The IT industry loves its acronyms. From ACK to ZTP, if it’s a thing in IT, it has an acronym. But if any industry goes more over the top on acronyms than IT, it’s business. Business has acronyms for everything. Whether you WFH (work from home) or you’re IAM (in a meeting), you can DM (direct message) people about GTD (getting things done) before the EOD (end of day).[i] The best acronyms come about when IT and business get together and make acronym babies, like ITSM and ITOM. Of course, ITSM (IT services management) and ITOM (IT operations management) aren’t the only acronyms resulting from the union between business and IT interests, but these days, ITSM seems to be a darling. In this three-part series, we’ll look at ITOM and start with a brief introduction to it. We’ll then look at two trends in ITOM: automation and AIOps.

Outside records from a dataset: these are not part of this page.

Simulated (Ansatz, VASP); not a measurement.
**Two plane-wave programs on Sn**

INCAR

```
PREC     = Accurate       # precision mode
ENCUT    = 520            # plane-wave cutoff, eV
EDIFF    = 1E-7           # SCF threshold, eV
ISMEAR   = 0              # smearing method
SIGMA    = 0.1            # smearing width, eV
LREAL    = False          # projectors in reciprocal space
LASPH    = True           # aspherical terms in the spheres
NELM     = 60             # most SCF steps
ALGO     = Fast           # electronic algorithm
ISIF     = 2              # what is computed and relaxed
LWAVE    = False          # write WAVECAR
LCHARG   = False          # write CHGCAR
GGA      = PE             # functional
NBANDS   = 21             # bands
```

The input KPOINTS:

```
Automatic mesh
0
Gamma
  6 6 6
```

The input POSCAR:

Can I Have Your Cheeseburger? ITOM and ITSM in Simple Terms

Defining your terms is always a good place to start. The Gartner Information Technology Glossary has definitions for ITSM[ii] and ITOM[iii], but frankly, both are dense. Let me give you an analogy instead. You want to get a cheeseburger at Dicks, a Pacific Northwest restaurant icon. You walk up to the window and tell the cashier you want a cheeseburger. The cashier enters your order in her till, which sends your order to the kitchen. Another employee runs your cheeseburger to your window. In this analogy, Dicks is your IT department, the cheeseburger is an IT service, and all the things needed to fill your cheeseburger order fall into the realm of ITSM. That is, ITSM encompasses everything needed to deliver IT services to others. The consumers of those IT services might be members of the IT department, other employees in different departments, or external customers. In contrast, ITOM covers the things needed to support the network infrastructure delivering the IT services. In our analogy, ITOM is the grill, the fryer, the freezer, and the mop to keep the kitchen floor clean. The consumers are largely the IT department itself. Of course, ITSM and ITOM are interdependent. You can’t deliver IT services without a functioning IT operation, and for the most part, an IT operation’s raison d’être is to deliver IT services. This interdependence makes the argument about which is more important a bit silly; you can’t have one without the other. Still, ITSM gets more press because of who consumes it. After all, everyone might need services—even members of the IT department themselves—and an outage affecting IT operations only “matters” if the outage also impacts service delivery. But just because one is the flashy sister doesn’t mean the other isn’t as important. In real life, ITOM includes physical things like switches, servers, and firewalls in the data center or enterprise network and all the tools needed to make sure everything runs to spec. These tools might include the following things:
  • Performance monitoring tools
  • Configuration management
  • Security, intrusion detection, and prevention
  • Troubleshooting tools
In the next two parts of this series, we’ll look at two trends in ITOM. We’ll look at automation first and end the series with a look at AIOps. Until then, keep doing your thing!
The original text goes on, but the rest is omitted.